# Adventures in Systems Programming: C++ Local Statics

For a while now I’ve been quite interested in compilers and systems programming in general; and I feel that an important feature of systems programming is that it’s relatively easy to figure out what a line of code does (modulo optimizations) at the OS or hardware level1. Conversely, it’s important to know how your tools work more than ever in systems programming. So when I see a language feature I’m not familiar with, I’m interested in finding out how it works under the hood.

I’m not a C++ expert. I can work on C++ codebases, but I’m not anywhere near knowing all of the features and nuances of C++. However, I am pretty good at Rust and understand a decent portion of the compiler internals. This gives me a great perspective — I’ve not yet internalized most C++ features to take them for granted, and I’m well equipped to investigate these features.

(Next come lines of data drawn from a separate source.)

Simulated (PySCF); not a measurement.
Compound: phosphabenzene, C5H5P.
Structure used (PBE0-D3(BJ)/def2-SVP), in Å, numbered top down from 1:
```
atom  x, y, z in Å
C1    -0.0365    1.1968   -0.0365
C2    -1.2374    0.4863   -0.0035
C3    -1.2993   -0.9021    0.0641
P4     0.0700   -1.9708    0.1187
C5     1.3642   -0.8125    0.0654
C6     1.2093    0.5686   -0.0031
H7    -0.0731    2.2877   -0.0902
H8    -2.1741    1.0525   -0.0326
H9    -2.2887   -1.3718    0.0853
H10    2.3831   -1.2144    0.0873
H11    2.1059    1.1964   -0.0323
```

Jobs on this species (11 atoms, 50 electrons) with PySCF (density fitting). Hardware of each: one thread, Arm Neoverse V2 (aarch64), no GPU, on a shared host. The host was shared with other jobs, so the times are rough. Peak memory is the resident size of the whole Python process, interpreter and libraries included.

Today I came across some C++ code similar to the following2:

This code piqued my interest. Specifically, the local static stuff. I knew that when you have a static like

the 1 is stored somewhere in the .data section of the program. This is easily verified with gdb:

This is basically a part of the compiled program as it is loaded into memory.

Similarly, when you have a static that is initialized with a function, it’s stored in the .bss section, and initialized before main(). Again, easily verified:

We can also leave statics uninitialized (static int THING;) and they will be placed in .bss3.

So far so good.

Now back to the original snippet:

Naïvely one might say that these are statics which are scoped locally to avoid name clashes. It’s not much different from static THING = bar() aside from the fact that it isn’t a global identifier.

However, this isn’t the case. What tipped me off was that this called Env(), and I wasn’t so sure that the environment was guaranteed to be properly initialized and available before main() is called 4.

Instead, these are statics which are initialized the first time the function is called.

Wait, “the first time the function is called”? Alarm bells go off… Surely there’s some cost to that! Let’s investigate.

The instruction at +44 calls bar(), and it seems to be surrounded by calls to some __cxa_guard functions.

We can take a naïve guess at what this does: It probably just sets a hidden static flag on initialization which ensures that it only runs once.

Of course, the actual solution isn’t as simple. It needs to avoid data races, handle errors, and somehow take care of recursive initialization.

Let’s look at the spec and one implementation, found by searching for __cxa_guard.

Both of them show us the generated code for initializing things like local statics:

Here, obj_guard is our “hidden static flag”, with some other extra data.

__cxa_guard_acquire and __cxa_guard_release acquire and release a lock to prevent recursive initialization. So this program will crash:

Over here, to initialize i, bar() needs to be called, but bar() calls foo() which needs i to be initialized, which again will call bar() (though this time it won’t recurse). If i wasn’t static it would be fine, but now we have two calls trying to initialize i, and it’s unclear as to which value should be used.

The implementation is pretty interesting. Before looking at the code my quick guess was that the following would happen for local statics:

• obj_guard is a struct containing a mutex and a flag with three states: “uninitialized”, “initializing”, and “initialized”. Alternatively, use an atomic state indicator.
• When we try to initialize for the first time, the mutex is locked, the flag is set to “initializing”, the mutex is released, the value is initialized, and the flag is set to “initialized”.
• If when acquiring the mutex, the value is “initialized”, don’t initialize again
• If when acquiring the mutex, the value is “initializing”, throw some exception

(We need the tristate flag because without it recursion would cause deadlocks)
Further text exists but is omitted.